Skirting the western flank of Slieve Carr, you realise just how isolated you are: to the north there’s 15km of tough terrain to Bangor Erris, to the east the mountains loom overhead with vast forestry beyond, and to the west stretches the endless Owenduff bog. Once you start the trail, there’s no easy way out.
Scots pine once blanketed this landscape, but Ireland’s climate got wetter about 4,000 years ago. Rain washed minerals down through the soil, forming an impermeable layer and water-logging the land. Mosses took over, the forest died and the vast bog formed. Out here, it’s still forming.
Barry points to an old trail that stretches west across the bog. He was advised never to take that route “for fear of disappearing into the bog”.
“Even on the trail we frequently plunge shin-deep into bog, but Barry insists he’s never seen it this dry before.”

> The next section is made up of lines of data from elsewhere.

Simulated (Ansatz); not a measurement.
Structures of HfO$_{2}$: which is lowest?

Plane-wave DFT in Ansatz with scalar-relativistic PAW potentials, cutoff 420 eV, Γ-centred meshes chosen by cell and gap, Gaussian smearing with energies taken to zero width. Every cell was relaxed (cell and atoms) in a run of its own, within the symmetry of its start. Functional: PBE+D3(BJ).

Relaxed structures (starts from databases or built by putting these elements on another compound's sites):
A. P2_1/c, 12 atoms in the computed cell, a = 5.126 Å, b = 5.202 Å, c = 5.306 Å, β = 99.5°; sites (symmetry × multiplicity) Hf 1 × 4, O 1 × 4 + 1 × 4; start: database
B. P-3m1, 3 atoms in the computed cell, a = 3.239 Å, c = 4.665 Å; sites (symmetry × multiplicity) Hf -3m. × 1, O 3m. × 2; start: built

The biggest mistake you could make out here would be to take a shortcut across the bog – the trail has been etched out by thousands of feet over the centuries into a perfect route: low enough to avoid unnecessary climbing, but high enough to avoid deep bog.
Even on the trail we frequently plunge shin-deep into bog, but Barry insists he’s never seen it this dry before.
We follow the winding course of a nameless river that emerges into the desolate Tarsaghaunmore valley.
The salmon-rich Tarsaghaunmore and Owenduff rivers that drain the vast bog are some of western Europe’s last untouched waterways, rising in remote corners of the Nephin Begs and flowing straight across the bog and into the Atlantic, bypassing civilisation.
The light fades as we eat dinner on the water’s edge. A farmhouse in the distance is the first sign of modern civilisation we’ve seen since morning.
The trail meanders over a range of low hills towards Bangor Erris for the last five miles. We put our headlamps on as night falls, but lose the trail and have to fight our way through thick scrub towards the lights in the distance. The last few miles take an eternity.
My right ankle seizes up, and I limp on through the dark. We find the trail again and – finally – stumble onto a boreen just outside the village. We’ve been hiking for 10 hours. Looking back towards the trail, and towards the lonely Nephin Beg hills, all I can see is darkness.
Mountain Meitheal volunteers constructed an Adriondack-style shelter for campers along the trail, on Coillte lands near Letterkeen Wood at grid reference F938 073. The hut contains sleeping room for up to six people and is designed to allow people to camp without a tent (though you’ll still need to bring a sleeping bag plus all your other camping supplies). It’s the first in a planned series of designated camping areas as part of the Wild Nephin project — a joint initiative project between Coillte and the National Parks and Wildlife Service to set aside the area as Ireland’s first designated national wilderness.